Has anybody experience with running a Multi-GPU workstation (4 GPUs likely) with deep learing workloads continuously in a 24/7 fashion, with Non-Tesla GPUs (Volta or Turing architecture) like “Titan V” or “Quadro RTX 5000/6000” ? Are these GPUs suitable for 24/7 processing - any thoughts ?
Although I cannot find anything on the NVIDIA website right now, various of NVIDIA’s partners advertise Quadros as supporting 24/7 operation. For example, PNY says:
I have been using Quadros of various kinds for many years, typically operating them close to a 24/7 compute load profile, and have never encountered any issues. I will note that I did not use any particular Quadro for more than three years before replacing it, that these were at most dual GPU machines, and that I have not used the new RTX GPUs at all.
From many posts in these forums one can see that home-built high-density GPU systems can run into issues with system BIOS support, cooling, and power supply, although these were often systems with more than four GPUs.
Rule of thumb for rock-solid power supply: nominal wattage of all system components combined <= 60% of nominal rating of the PSU (there are short-duration power spikes in both CPUs and GPUs, and some CPU vendors understate the power draw of their CPUs under full load). I would recommend an 80 PLUS Platinum compliant PSU. With four GPUs cranking 24/7 (and a nominal system power draw of about 1300 to 1500W, depending on the GPU used), you might want to check whether a more expensive 80 PLUS Titanium compliant PSU would pay for itself in reduced electricity costs within, say, two years.
Other rules of thumb: 4 CPU cores per GPU, system memory 4x total GPU memory, NVMe mass storage.
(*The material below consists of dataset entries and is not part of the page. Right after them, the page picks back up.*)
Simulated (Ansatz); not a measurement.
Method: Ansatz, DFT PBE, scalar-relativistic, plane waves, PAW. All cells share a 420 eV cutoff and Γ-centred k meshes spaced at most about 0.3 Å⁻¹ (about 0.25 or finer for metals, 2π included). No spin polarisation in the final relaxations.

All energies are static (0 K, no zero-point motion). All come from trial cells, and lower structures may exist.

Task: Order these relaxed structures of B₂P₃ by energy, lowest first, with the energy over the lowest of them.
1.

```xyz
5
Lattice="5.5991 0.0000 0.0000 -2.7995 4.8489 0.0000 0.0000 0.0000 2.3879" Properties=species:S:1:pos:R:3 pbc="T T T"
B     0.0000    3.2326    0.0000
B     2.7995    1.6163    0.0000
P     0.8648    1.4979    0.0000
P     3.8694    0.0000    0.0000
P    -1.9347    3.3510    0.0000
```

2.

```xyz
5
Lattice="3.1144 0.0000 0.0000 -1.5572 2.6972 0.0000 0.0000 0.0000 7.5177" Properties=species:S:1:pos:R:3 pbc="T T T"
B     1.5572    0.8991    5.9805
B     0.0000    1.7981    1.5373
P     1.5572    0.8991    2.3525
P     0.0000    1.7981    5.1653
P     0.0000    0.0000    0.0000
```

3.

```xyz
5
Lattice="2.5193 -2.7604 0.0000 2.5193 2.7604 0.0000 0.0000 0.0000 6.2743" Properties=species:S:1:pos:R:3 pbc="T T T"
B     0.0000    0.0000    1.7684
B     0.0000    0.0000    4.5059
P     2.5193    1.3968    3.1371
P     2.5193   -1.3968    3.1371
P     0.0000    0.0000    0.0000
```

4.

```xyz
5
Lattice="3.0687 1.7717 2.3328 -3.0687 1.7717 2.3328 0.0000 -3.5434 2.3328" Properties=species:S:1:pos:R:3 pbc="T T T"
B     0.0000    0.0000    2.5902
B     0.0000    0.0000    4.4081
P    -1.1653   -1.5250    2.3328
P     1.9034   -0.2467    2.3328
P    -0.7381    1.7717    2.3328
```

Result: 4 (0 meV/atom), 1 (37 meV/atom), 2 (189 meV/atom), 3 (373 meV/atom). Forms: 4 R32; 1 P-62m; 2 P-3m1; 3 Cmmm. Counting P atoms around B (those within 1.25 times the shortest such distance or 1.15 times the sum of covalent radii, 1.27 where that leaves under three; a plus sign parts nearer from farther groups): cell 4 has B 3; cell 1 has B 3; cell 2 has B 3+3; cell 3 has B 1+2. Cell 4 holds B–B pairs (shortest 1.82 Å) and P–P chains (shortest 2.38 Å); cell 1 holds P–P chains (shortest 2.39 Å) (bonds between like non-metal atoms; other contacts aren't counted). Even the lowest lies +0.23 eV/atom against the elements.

While I haven’t used the Titan V’s specifically, we regularly used the older Titans (and the higher end GTX models and RTX now) in single, dual and quad GPU systems running solidly for multiple days at a time. Generally we have not had any issues with stability, aside from the occasional dead card which dies within a few days of purchase but that is pretty much the standard irrespective of workload. Obviously mileage may vary.
We do make sure to have adequate cooling (preferring the exhaust style cards) as well as an over-the-top PSU just to make sure of stability as njuffa mentioned. We tend to go for 1500/1600W. Running any PC hard for multiple days at a time requires a stable system!
The other thing to keep in mind is that the code we run on them (ptychography, digital image reconstruction) is inherently robust against bit errors that could develop in memory. The more GPUs and the longer you run, the more likely you are to need the ECC memory.
In a regular office environment, 15A circuit breakers are typical in the US, which puts the high end of typical power supplies for workstation-class PCs at 1600W.
Note, however, that the Quadro RTX 6000 is specified with a power draw of 295W (https://www.nvidia.com/en-us/design-visualization/quadro/rtx-6000/). So if you put four of those in a box, a 1600W PSU is not going to cut it. Not even close. Add another 120W-130W for the CPU, 0.4W per GB of DDR4-2666, 6W per mass storage device, 10W for miscellaneous motherboard components (chipsets, network interfaces, etc). Assuming you are not skimping on system memory (a fairly common mistake in GPU-accelerated systems!), that will easily put the nominal power draw of the machine at around 1500W.
But now you need to add a PSU safety factor if you want continuous rock-solid operation. In my experience, the most common computer component to break is the PSU, followed by DRAM. The components in a PSU age under continuous load, and this happens much faster if the PSU is running hot, which is why you want maximum efficiency and load restrictions. I have managed to kill PSUs in as little as half a year by subjecting them to 80% load almost continuously. Admittedly my rule of thumb of 60% load on the PSU may seem excessively low to some, but if reliability is the goal, I would not want to deviate much from it (added benefit: this also exercises the PSU in its most efficient range, which is typically from 20% to 65% load).
I am not particularly timid when it comes down to slapping together PC components, but I think for a costly behemoth such as the system envisioned by the OP I would prefer to purchase a completely configured system from an experienced system integrator (check NVIDIA’s official partner list) who warranties the resulting complete system, to make sure everything is set up properly.